Joanasie hopes to hold onto South Baffin
Incumbent points to progress in replacing Cape Dorset’s aging power plant and Kimmirut’s crumbling airport

South Baffin MLA David Joanasie hopes to represent his riding, which encompasses the communities of Cape Dorset and Kimmirut, for a second term. (PHOTO COURTESY DAVID JOANASIE)
David Joanasie is seeking a second term as MLA for South Baffin, representing the communities of Cape Dorset and Kimmirut.
“Four years go by very quickly. I just want to continue the work I started,” said the 34-year-old, who hails from Cape Dorset.
Both of his riding’s communities have pressing infrastructure priorities. For Kimmirut, it’s the replacement of the community’s crumbling, 40-year-old airport terminal and its accompanying runway.
By Joanasie’s count, he has brought up this matter in the legislature nearly 20 times during his term. He says this pressure helped bring Nunavut’s minister of transportation to the community to inspect the facility, and shortly afterward the territory commissioned a site study for a replacement airport and runway.
The territorial government is now attempting to secure federal funds for the project. “Beforehand, it was just an idea,” said Joanasie.
Cape Dorset, meanwhile, needs to replace its aging power plant, which was built in 1964 and is well past its expected life. A replacement, announced this summer, is expected to cost $28 million and be complete by 2020.
“It’s now under construction. But it took over four years to get to here,” said Joanasie.
One of the tougher parts of Joanasie’s past term involved dealing with the loss of Cape Dorset’s newly renovated Peter Pitseolak High School to arson in Sept. 2015.
“It does feel like the community lost a resident,” Joanasie said at the time. “Well, I guess Peter Pitseolak was a person so in a way, his spirit has burned down and is no longer there.”

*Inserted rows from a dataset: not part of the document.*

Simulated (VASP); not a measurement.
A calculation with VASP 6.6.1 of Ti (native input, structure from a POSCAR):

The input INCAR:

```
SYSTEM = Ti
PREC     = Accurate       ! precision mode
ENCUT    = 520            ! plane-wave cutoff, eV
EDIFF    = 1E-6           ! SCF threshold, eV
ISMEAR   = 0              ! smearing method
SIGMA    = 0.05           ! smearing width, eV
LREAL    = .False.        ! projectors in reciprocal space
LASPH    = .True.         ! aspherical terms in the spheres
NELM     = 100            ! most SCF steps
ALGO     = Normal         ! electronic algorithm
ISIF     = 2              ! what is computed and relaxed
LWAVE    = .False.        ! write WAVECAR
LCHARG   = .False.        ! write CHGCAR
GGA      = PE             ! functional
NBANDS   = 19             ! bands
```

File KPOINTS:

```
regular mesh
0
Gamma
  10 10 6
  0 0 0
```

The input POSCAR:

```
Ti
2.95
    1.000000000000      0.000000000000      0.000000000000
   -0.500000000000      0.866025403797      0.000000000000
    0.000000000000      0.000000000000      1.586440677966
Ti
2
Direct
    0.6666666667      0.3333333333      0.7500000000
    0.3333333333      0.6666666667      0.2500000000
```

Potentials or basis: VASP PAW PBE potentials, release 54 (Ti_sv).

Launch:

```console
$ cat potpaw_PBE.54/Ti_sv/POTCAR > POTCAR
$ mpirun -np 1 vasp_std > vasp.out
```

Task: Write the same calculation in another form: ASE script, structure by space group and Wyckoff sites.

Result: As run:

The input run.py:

Construction of a new school is now underway. The new building is expected to be ready for students by the start of the 2018-19 school year, at a cost of $34 million.
Joanasie faced the censure of his colleagues in Oct. 2014 for a drunk driving conviction he received the previous summer, while visiting Charlottetown, P.E.I.
Police had charged him for driving with a blood-alcohol level more than twice the legal limit. After pleading guilty, Joanasie received a fine and a year-long suspension of his driver’s licence.
After being reprimanded by his fellow MLAs, Joanasie offered a lengthy apology, in which he said “the blame lies entirely with me” and that he was relieved nobody was hurt and no damage done, “other than to my reputation.”
Reflecting on that event now, Joanasie said, “That was one of my low points over the past four years. I apologized sincerely to my colleagues and my constituents. I do still feel sorry for what I had done. I can’t erase it from my history. I have to live with it.”
Improving Nunavut’s education system remains a preoccupation for Joanasie. He’d like to see the territory make greater efforts to hire Inuit educators and to develop curriculum that helps convey Nunavut’s history.
Joanasie is a graduate of the Nunavut Sivuniksavut college program in Ottawa, which he credits as an eye-opening experience for understanding how Nunavut’s Inuit came to be where they are today. “We’re regaining that history and trying to become the self-reliant and strong people that we once were,” he said.
The next time Nunavut’s legislators take a run at amending the territory’s Education Act they will have to involve more people in the process, he said. The recent, failed attempt at reform only involved a special committee with five MLAs, when greater efforts were needed to involve all MLAs, and also draw Inuit organizations into the process, he said.
“We need to have everyone on board,” he said.
And creative solutions could help address Nunavut’s severe shortage of social housing. Joanasie wonders whether it’s worth borrowing an idea from the territory’s mining camps, which use quick-to-assemble, modular housing to shelter their workers. “Maybe this is worth duplicating,” he said.
Joanasie was the youngest MLA to be elected last time around. But if he’s re-elected, that will no longer be the case. Mila Adjukak Kamingoak, who won Kugluktuk’s seat in the legislature by acclamation, is 31.
Joanasie is being challenged by Michael Salomonie, most recently a reporter with CBC Nunavut. He declined to be interviewed by Nunatsiaq News.
His campaign’s Facebook page says he’d like to improve Cape Dorset’s public housing availability and the community’s access to health care and other government services.
For Kimmirut, Salomonie identifies the need to replace the community airport and the high cost of air travel. He also raises the question of whether the community would benefit from redrawn electoral boundaries.